Mofras, the French historian, says in Vol. I, page 489: "The only mine active in the country today is at this time in the ledge of virgin gold near the mission of San Fernando, which a Frenchman by the name of M. Baric exploits and which yields almost an ounce of pure gold a day."
In the Spring of 1843 Don Francisco wished to commemorate the anniversary of the great historical event with a solemn high mass. A provisional chapel was therefore built on the very spot where the gold was first found. Ovens and enramadas or arbours were built and everything was made ready for the celebration. Several carretas were sent to the place the day before with the food supplies. The walls of the chapel were hung inside with richly embroidered shawls, and the floor was covered with bear skins and those of other wild animals. The altar was built on the side of the hill, which had been leveled for the purpose. Three priests, two from San Fernando Mission and one from Los Angeles, celebrated Mass. Six altar boys and the whole choir from the Mission, eight musicians and ten singers, all neophytes, took part.
Many prominent families of Los Angeles and Santa Barbara, as well as from the surrounding country, were present, including the men commissioned by the Mexican government to investigate the aforesaid discovery. Many games, typical of the period, were played, and a barbecue was served under the big oak tree where Don Francisco had napped. It was a gala day. Officers in their uniforms and women in their brocades and richly embroidered shawls formed a picturesque scene.
In the autumn of 1914, the late Doña Catalina Lopez de Lopez, niece of the gold discoverer, and the wife of Don Jeronimo Lopez, invited all her children, grand-children, their children, her nieces and near relatives to a picnic near the spot where the mass celebrating of the gold discovery had been held.
Dona Francisca was present at this historical picnic, which was given in her honor by her aunt Doña Catalina, with the object of acquainting the family with the location; as she knew how deeply interested her niece was in history; especially in this particular historical event. When the repast was over, Doña Catalina led the way to the place where the chapel was built.
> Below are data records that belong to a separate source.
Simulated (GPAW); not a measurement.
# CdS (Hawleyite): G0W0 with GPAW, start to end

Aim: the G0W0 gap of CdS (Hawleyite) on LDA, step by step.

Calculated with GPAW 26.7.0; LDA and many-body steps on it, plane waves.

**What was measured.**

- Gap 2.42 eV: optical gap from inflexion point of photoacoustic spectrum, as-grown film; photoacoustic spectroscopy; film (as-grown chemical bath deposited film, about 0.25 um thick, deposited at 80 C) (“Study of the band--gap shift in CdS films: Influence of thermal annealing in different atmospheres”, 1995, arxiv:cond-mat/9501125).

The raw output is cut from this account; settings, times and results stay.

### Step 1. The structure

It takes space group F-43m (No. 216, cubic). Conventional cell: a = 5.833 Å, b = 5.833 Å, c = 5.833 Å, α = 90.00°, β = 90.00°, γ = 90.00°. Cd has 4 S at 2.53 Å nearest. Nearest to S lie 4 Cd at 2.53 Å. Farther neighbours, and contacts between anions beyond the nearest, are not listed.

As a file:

Doñna Catalina, who was well known for her philanthropy and kindness to the poor and unfortunate, remembered the occasion and related the details of that historical anniversary. She was in her twelfth year and was present at the religious service. She stated that the afternoon was passed in dancing, songs and games, the music having been furnished by the neophytes.
With a genuine romantic touch, Rivera suggested the words: "Encino del Ensueno Dorado," meaning "Oak of the Golden Dream" for a tablet placed by La Mesa Club on the oak tree beneath which Francisco Lopez slept just before making his great discovery.